API Reference
latest
matching
Covariates

medmodels.matching.covariates.covariates_preprocessing

covariate_coarsen

def covariate_coarsen(
        covariate: NDArray[Union[np.float64, np.int64]],
        n_bins: int = 10) -> NDArray[Union[np.float64, np.int64]]

Bins a continuous variable into discrete intervals. This method divides the range of covariate into n_bins equal-width bins and assigns each value to a bin represented by a discrete integer. It ensures functionality even when all covariate values are equal by adding a small noise.

Arguments:

  • covariate NDArray[Union[np.float64, np.int64]] - The continuous variable to be binned.
  • n_bins int, optional - The number of bins to divide the covariate into. Defaults to 10.

Returns:

NDArray[Union[np.float64, np.int64]]: An array of discrete integers representing the bin assignments for each entry in covariate.

Example:

For covariate = [1, 5, 10, 14, 15] and n_bins = 3, the function might return [1, 1, 2, 3, 3], indicating the bin assignment for each value in covariate.

covariate_add_noise

def covariate_add_noise(covariate: pd.Series[Union[int, float]],
                        n_digits: int = 2) -> pd.Series[float]
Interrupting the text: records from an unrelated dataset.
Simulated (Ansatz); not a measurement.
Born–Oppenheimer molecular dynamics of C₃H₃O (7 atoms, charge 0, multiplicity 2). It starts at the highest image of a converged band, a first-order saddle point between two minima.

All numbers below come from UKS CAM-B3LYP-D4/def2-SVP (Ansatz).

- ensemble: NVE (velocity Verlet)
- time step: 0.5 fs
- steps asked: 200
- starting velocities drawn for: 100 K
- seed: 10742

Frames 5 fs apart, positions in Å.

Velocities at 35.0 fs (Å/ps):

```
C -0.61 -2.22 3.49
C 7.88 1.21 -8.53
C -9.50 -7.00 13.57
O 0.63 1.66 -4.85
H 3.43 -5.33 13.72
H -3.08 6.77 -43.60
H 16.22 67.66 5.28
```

Adds noise after a specified number of decimal places to a discrete variable, transforming it into a continuous variable. This is particularly useful for simulations, examples, and tests, allowing discrete variables to be used in contexts requiring continuous variables.

Arguments:

  • covariate pd.Series[Union[int, float]] - The discrete variable to be transformed.
  • n_digits int, optional - Specifies the decimal place after which to add noise. A positive value adds noise with a magnitude less than 1, while a negative value can increase the noise magnitude. Defaults to 2, resulting in noise between 0 and 0.01.

Returns:

  • pd.Series[float] - A pandas Series containing the modified covariate with added noise.

Example:

If covariate is a Series of integers and n_digits is 2, the function will add a random noise between 0 and 0.01 to each entry, effectively making the variable continuous.